What’s Covered in This Episode on Intentional Thinking
7:16 – What you’re NOT doing that often causes you to miss all the options you have
10:14 – The value of brainstorming to generate ideas and options
14:30 – The importance of being open to ideas and solutions and why decision-making can be so hard
19:43 – Three strategies you can use to help you keep an open mind about new ideas
23:46 – How I brainstorm alone and how to create a safe space for yourself to explore ideas
27:00 – My client Jill describes how she found space to solve her issues
Mentioned In How to Slow Down and Choose Wisely With the Power of Intentional Thinking
Big Magic by Elizabeth Gilbert
Andrea on LinkedIn, Instagram, and Facebook
Quotes from the Episode
“We’re past the caveman era. We can be more intentional and make better or different choices that will lead us more in the direction of where we want to go.” – Andrea Liebross
“When we are not intentional, we are using our lower brain. Our lower brain is driving us 99% of the time.” – Andrea Liebross
“All ideas and all thoughts that come up are welcome. When we brainstorm, we’re not shutting our brain down, we’re not judging, and we’re not satisfied with just one answer.” – Andrea Liebross
“Be willing to believe and think crazy things that other people will tell you aren’t possible.” – Andrea Liebross
Links to other episodes
81: How to Know What You Really Want
80: Using Feelings to Fuel Success: A Fan Favorite
79: How to Communicate Confidently
Andrea Liebross: Welcome to the She Thinks Big! Podcast. Get ready to level up your thinking and expand your horizons. I’m your host, Andrea Liebross, your guide on this journey of big ideas and bold moves. I am the best-selling author of She Thinks Big: The Entrepreneurial Woman's Guide to Moving Past the Messy Middle and Into the Extraordinary.
I support women like you with the insights and mindset you need to think bigger and the strategies and systems you need to turn that thinking into action and make it all a reality. Are you ready to stop thinking small and start thinking big? Let’s dive in.
Hello, my friends, and welcome back to the She Thinks Big! Podcast. I am doing a lot of recording today. I am in my home studio here, recording studio, i.e. closet under the stairs in the lower level or basement of our home. I see a spider on the ceiling. Oh, I could think so many things, but I'm not because I am here and I am going to record here for you a little intro to this re-release episode about intentional thinking. It is really the first step to making better choices.
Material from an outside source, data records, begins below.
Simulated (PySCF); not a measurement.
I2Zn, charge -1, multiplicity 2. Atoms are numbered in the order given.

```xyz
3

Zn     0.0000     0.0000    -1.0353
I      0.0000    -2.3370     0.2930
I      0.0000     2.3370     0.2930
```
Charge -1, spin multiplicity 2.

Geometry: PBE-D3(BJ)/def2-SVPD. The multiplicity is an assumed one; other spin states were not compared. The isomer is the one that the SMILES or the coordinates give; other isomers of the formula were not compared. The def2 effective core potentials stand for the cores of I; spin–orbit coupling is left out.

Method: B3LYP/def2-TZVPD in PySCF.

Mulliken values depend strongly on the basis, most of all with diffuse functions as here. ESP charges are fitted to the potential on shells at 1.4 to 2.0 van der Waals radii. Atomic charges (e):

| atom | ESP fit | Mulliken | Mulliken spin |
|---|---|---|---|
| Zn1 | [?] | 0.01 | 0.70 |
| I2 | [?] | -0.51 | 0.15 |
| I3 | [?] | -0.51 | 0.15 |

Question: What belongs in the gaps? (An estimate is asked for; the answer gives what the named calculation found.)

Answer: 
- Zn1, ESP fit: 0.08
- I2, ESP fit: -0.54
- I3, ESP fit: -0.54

As we move into 2025—we're getting there, we're thinking about it. It's on the horizon—as we move into that 2025 thinking and planning, this is really a great time to re-familiarize yourself with the idea of intentional thought creation. We have over 60,000 thoughts a day according to the research out there. I want to know how many of those 60,000 thoughts are really intentional.
I'm going to guess very few because our brains are wired to just think automatically. A lot of times our brains think automatically based on that motivational triad, which I have talked about in other episodes in which I give actually a lot of explanation to inside the book, She Thinks Big the book.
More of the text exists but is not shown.